Adam Smith

Read this biographical article about Adam Smith. It contains some key insights about how The Wealth of Nations essentially created the field of economics and how its focus on labor rather than land ownership revolutionized international trade.

Works

Das Adam Smith Problem

There had been considerable controversy as to whether there was a contradiction between Smith's emphasis on sympathy in his Theory of Moral Sentiments and the key role of self-interest in the Wealth of Nations. Economist Joseph Schumpeter referred to this in German as das Adam Smith Problem. In his Moral Sentiments Smith seems to emphasize the broad synchronization of human intention and behavior under a beneficent Providence, while in the Wealth of Nations, in spite of the general theme of "the invisible hand" creating harmony out of conflicting self-interests, he finds many more occasions for pointing out cases of conflict and of the narrow selfishness of human motives.

This position has been challenged by Michael Novak in The Spirit of Democratic Capitalism who takes to task those who suggest that there is a discrepancy between Smith's moral attitude as reflected in The Wealth of Nations and the attitude which one finds in his earlier work, The Theory of Moral Sentiments. Novak addresses the position advocated by late nineteenth century German and British historians of thought who held that in Wealth of Nations, Smith had supplanted the role of sympathy in moral decision-making, so emphasized in The Theory of Moral Sentiments, with self-interest.

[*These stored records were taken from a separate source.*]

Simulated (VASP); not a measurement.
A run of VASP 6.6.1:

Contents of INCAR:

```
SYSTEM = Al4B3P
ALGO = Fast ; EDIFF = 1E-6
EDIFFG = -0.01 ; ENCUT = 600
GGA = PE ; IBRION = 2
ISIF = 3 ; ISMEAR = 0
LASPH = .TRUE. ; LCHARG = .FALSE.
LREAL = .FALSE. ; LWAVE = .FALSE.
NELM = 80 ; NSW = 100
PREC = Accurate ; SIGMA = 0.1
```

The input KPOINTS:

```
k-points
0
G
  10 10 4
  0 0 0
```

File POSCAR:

Novak points out that Moral Sentiments had six different editions. Each was carefully reviewed by Adam Smith himself. The last time Smith reviewed this work was in 1790, or fourteen years after the publication of The Wealth of Nations. For Novak, the fact that Smith had not edited his views on sympathy indicates that his views remained constant. In contrast, in the final edition of Moral Sentiments, Smith did remove the passage referring to the spiritual significance of Christ's crucifixion.